Thank you, I Insist

A little goes a long way.

Lately, I have observed with growing frequency the serious lack of common courtesy present in and around Newcastle, most especially on campus.

Okay, so I’m not talking about grand gestures of generosity, or anything OTT… Just plain and simple, manners that I would expect five year olds to manage with more talent than some of the seemingly stuck up students, who are apparently too self-important to say a basic please or thank you now and again.

It is possible that I’m overreacting, and perhaps some people really just don’t give a shit, but every time I decide to hold a door open or strike a smile for a stranger, only to be confronted by a sullen stare on a progressively smackable face, my perception of humanity is further tainted, and I fear that soon it will become entirely black.

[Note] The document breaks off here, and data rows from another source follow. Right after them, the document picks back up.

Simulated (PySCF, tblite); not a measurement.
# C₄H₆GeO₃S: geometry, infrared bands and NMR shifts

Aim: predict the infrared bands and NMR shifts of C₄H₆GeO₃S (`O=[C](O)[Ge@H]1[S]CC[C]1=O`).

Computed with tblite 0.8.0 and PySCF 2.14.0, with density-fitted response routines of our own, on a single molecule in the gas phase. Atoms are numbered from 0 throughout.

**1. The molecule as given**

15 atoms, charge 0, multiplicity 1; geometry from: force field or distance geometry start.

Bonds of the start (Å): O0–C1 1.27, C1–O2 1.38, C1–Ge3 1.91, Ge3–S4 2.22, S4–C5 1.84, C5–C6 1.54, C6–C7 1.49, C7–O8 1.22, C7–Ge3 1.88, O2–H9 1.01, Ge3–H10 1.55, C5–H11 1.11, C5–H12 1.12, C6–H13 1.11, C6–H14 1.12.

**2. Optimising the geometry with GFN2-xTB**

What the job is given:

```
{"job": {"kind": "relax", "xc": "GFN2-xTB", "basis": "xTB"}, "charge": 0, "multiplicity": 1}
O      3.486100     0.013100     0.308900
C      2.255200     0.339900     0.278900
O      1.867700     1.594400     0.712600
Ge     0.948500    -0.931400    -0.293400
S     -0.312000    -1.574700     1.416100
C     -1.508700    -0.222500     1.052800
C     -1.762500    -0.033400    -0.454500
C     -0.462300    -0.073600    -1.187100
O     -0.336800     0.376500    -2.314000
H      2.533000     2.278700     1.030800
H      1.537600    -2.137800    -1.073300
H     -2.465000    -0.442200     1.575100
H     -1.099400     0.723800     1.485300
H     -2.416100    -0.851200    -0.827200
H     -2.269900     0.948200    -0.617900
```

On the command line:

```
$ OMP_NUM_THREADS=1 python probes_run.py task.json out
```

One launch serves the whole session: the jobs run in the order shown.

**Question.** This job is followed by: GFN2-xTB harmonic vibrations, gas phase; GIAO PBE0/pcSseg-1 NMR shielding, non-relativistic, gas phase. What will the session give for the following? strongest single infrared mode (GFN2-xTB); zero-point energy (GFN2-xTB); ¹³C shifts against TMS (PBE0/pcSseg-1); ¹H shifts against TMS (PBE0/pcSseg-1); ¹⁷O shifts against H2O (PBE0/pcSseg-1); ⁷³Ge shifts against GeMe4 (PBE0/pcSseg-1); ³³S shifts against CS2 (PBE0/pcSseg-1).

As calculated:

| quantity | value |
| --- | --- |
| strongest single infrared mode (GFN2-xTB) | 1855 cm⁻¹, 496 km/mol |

So, who are the perpetrators I hear you cry in dismay? Well, it should first be noted that the following judgement is based purely on a posteriori observation and personal experience, and that I am not an individual inherently inclined to make sweeping generalisations (ahem). However, it seems to me that the chief perpetrators of this perturbing issue… All bloody rahs.

So, let’s do what our ever so special society gets a hard on for and heck, let’s blame the parents. Perhaps when you’ve had everything in life presented to you on a brand-spanking new, sparkling silver platter, you become guilty of unintentionally overlooking rudimentary courtesies… You expect paupers to be polite, and don’t feel as though a return gesture is either necessary or appreciated.

I however, don’t consider this to be a valid excuse. I expect that in response to my observations, I will be accused of being bitter about or jealous of the rah/toff lifestyle. Yet contrary to this anticipated backlash, I would much rather be a penniless but decent human being than have so much money that I no longer value how I interact with other human beings.

Mummy and daddy may have bought you a horse for your sweet sixteen and a BMW mini for your oh-so-special 21st, but newsflash folks… Manners are priceless.